Interactive Lineage Exploration: Discovering the Right Data
The biggest opportunity for many organizations today is the democratization of data. In the past, data has been hard to find, hard to understand, and hard to get. However, the potential which our data has to create value for the organization can only be realized if we get the entire company to make fact-based decisions. And this can only happen when the information about data – and access to data – is broadly consumable.
Finding and understanding data is a complex simple problem. It requires all different types of information about the data in order to determine whether it is the right data for a particular use. And many times, the type of information that will differentiate suitable from unsuitable data cannot be determined in advance. The best data governance programs ensure that this information is constantly being enriched and enhanced. But the challenge is that this metadata itself becomes a highly varied structure that can be complex and confusing for people who are not intimate with the data. The average person might know that they want a certain set of customers, and they want the same ones that were used in another analysis. They will not know tables and field names, or even report attributes, KPI calculations, etc. But if they can start with the customer table, navigate the usage relationships until it reaches some output they are familiar with, they will have found what they are looking for. As we democratize the use of our data, the population of users that fit into that “not intimate” category increases. More and more, we need to simplify how to find and use data. Interactive exploration is a critical capability that is at the heart of finding the right data.

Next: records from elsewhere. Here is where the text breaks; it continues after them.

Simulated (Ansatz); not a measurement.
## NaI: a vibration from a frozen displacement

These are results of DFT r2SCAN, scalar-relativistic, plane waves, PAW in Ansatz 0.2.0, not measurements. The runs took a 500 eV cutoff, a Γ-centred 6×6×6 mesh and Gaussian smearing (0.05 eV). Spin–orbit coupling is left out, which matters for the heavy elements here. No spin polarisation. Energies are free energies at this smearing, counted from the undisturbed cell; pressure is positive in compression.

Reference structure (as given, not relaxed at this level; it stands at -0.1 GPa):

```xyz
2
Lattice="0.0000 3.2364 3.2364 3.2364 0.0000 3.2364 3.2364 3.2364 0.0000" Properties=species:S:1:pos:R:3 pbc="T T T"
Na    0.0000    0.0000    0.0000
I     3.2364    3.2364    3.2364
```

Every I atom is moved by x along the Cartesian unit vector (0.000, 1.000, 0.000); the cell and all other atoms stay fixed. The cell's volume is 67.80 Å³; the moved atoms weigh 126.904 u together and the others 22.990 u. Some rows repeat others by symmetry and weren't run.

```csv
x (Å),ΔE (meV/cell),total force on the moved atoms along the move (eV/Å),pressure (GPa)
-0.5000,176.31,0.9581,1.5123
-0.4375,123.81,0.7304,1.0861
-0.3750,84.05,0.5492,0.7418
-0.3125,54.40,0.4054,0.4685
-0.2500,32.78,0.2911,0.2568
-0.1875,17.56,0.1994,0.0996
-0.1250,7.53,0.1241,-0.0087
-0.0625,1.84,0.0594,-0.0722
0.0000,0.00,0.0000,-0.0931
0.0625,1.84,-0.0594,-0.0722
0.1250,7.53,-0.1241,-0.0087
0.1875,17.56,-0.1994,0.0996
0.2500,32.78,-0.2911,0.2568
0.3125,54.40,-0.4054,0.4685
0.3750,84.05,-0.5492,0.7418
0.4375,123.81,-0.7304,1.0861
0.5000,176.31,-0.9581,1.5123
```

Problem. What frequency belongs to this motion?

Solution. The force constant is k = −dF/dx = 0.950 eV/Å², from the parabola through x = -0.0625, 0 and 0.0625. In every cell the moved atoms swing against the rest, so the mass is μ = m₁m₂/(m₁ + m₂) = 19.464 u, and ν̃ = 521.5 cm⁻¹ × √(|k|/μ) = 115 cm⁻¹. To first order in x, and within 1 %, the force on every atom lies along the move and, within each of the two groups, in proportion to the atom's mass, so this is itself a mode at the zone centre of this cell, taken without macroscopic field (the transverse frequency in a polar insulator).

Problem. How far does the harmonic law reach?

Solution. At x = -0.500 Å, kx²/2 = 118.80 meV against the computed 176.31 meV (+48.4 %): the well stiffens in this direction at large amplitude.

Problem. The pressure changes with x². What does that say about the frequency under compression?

When users search for data, the trouble is always differentiating between the results. Much of the data organizations have is copies of other data. Especially in an analytical sandbox where people are constantly creating different views and combinations of similar data. Search is a difficult tool to use to distinguish between these copies because it requires you to know the exact forms of relationships before you ask the question. Some people are able to glean this information from tables and detail forms. But the majority of people are visual learners, and they need a mechanism that lets them find their information visually.
This is where data lineage can help. Most people think of lineage as “where the data came from.” But a more accurate description is “what relationships does the data have?” For most users without a complete knowledge of the data, the easiest means of understanding the data is to show it in the context of its relationships with other things. These “things” are not only its source systems and tables, but the related data sets, reports, formulas, KPIs, issues, models, and more. Depending on the use of the data, any one or all of these things may contribute to distinguishing between data that will created verifiable results and data that is untrustworthy.
Using other techniques, such as intelligent catalogs, faceted search, and machine learning recommendations can narrow down the scope in which data users have to search. But one of the main reasons for giving users access to all this data is to allow them to innovate. And these techniques cannot predict what will matter to each user in particular. Visual exploration of the lineage and relationships is the easiest way for data consumers to get from “things that might be right” to “ the right data for the job.”
Most of us explore things visually. And having a simple means of exploring the data and its relationships is a critical step to enabling the broad spectrum of users to build their own analyses. Without this capability, what they have are lists and searches. Using visual exploration allows a natural path for users to get insight into data, and leads data citizens quickly to actionable analysis.